JB: Well to be honest I think it’s a little bit of both, I think that it’s funny because at the height of contemporary cultural achievement, we are essentially tribal in nature. There are these camps or schools of though, movements. But really if you have two critics, three curators, five artists and a collector to support it all, you have an art movement, it doesn’t matter what form it takes.   Part of the struggle that comes with being part of emerging practices is that it can be difficult to create those sorts of networks when the product is so ephemeral.   Even when the art piece is the network itself it can be hard to see because you are so immersed in it.

IS:   I want to go back and talk about where we first met, when we were both exhibiting at NEXT Art Fair in Chicago last May. Going out there with TheBunkerGallery, we were very naïve. We thought, we’ll just go and do all these special events and projects and it’ll be fine. We were completely out of our depth but some how managed to have all these people get involved and it all just came together. I know I have quite a rose tinted view of the whole experience, because we had a great time. But having said that, there was a real energy there and a lot of experimenting within the format of the fair. People were interested in what each other were doing and in the exchange of ideas and contacts. Since then, artists we met at NEXT have actually come to London and done residencies with us.  We’ve kept up that network that we built there, and that’s been really great.  I think that’s something that a lot of emerging art fairs could learn from. When you have all those artists and gallerists together in one space it’s the perfect time for these exchanges of ideas. What was your take on the whole experience?

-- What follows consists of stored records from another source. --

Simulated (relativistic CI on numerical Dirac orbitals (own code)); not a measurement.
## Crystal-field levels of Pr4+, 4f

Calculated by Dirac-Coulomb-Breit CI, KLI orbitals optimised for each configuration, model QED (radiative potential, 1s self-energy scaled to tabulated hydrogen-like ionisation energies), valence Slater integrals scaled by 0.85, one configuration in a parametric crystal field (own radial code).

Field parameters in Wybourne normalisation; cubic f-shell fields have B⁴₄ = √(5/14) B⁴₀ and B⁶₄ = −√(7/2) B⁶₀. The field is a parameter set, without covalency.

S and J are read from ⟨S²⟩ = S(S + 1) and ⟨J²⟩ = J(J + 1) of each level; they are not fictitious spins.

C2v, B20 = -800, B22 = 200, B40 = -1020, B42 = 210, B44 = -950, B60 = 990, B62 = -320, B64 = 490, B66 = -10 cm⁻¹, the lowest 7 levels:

JB: I’m at the point in my career / naivety where I’m in the same boat. What I appreciated about NEXT was its permeability and openness and people doing fun creative stuff.  I think that it’s easy when we see that potential, we enjoy it and we take advantage of it. But it really is there to make money and I think that it can be a strange way to experience it. Both of us were doing these non-profitable (I won’t say non-profit) ventures there, and being fine with it.  I think it’s easy to lose sight of the fact you’re kind really hijacking the event.  You’re using its infrastructure for a purpose it was not designed to accomplish. Because of that, sometimes really interesting and amazing things happen and sometimes it can be really tedious and annoying. A lot of these systems like the art fair, they’re not about introducing young artists, really they’re about selling the work of new artists. They’re not about nurturing them and they’re not about contextualizing them in interesting ways.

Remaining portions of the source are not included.